Especially the backing of the lower echelons of the society is crucial, because one cannot build a broad support base if they are excluded from the process. Coopting working classes to stabilization would limit economic populism that would cause stabilization to falter. Although lower echelons of the society suffer from inflation more than the others, they are usually distrustful of and resistant to stabilization plans. Uncertainty about the future costs and benefits discourages people to support stabilization, even though they may eventually benefit from stabilization (Fernandez and Rodrik 1991; Rodrik 1996). Under these conditions they need to be persuaded to support stabilization. This is possible if they are convinced that all major stakeholders will somehow share the costs and benefits of stabilization. Some scholars argue that left wing or popular governments are more advantageous in forming broadly based social coalitions (Rodrik 1996; Cukierman and Tommasi 1998). Commitment to working classes are seen as a guarantee that the cost of the stabilization plan adopted will not fall entirely on the shoulders of the working classes; or even if heavier costs are assumed by these groups, they would be compensated in future.

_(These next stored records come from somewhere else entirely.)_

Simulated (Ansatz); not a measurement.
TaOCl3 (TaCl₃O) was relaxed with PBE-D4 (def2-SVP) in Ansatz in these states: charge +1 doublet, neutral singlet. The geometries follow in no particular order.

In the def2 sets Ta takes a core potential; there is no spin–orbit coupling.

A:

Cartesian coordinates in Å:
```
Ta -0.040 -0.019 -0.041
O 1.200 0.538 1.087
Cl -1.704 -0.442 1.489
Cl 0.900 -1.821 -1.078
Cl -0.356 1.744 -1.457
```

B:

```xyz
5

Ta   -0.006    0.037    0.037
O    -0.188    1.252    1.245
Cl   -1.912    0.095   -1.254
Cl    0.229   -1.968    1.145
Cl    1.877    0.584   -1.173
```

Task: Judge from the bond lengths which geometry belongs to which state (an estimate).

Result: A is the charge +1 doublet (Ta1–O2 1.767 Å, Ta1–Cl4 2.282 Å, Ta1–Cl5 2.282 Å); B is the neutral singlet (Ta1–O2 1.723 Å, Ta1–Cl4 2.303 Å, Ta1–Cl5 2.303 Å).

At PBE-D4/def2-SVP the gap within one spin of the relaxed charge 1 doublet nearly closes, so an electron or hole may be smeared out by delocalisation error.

Political support for stabilization also depends on whether the losers of stabilization are somehow compensated in the plan or with other policies that accompany the plan (Cornia, Jolly, and Stewart 1987). As Przeworski (1993) suggests, if stabilization is not accompanied by social or other compensatory policies, it may not be maintained in the longer term. The disadvantaged groups should at least partially be compensated for their losses to continue to support the plan. This contradicts with the general belief that stabilization means strict austerity.

This study argues that in some cases skillful political leaders may determine the fate of stabilization, because they can help persuasion, cooptation and coordination of different stakeholders, and thus successful implementation of even the most difficult economic policies. By using her charisma, the leader can secure wide political support from the population and also help bring interest groups together to negotiate on a stabilization plan. In some political contexts, these may prove to be impossible tasks if a skillful leader does not exist. It also helps if the political leader is mainly supported by the lower classes as she can give more confidence to those people in terms of compensating for their potential losses. That is why economic reforms may be implemented with less difficulty by governments least expected to implement them (Cukierman and Tommasi 1998). In fact, in many Latin American countries, such as Argentina, Brazil, and Peru, important economic reforms were led by "neopopulist" leaders who made use of their broad political support while implementing unpopular economic policies (Weyland 2000, 2003).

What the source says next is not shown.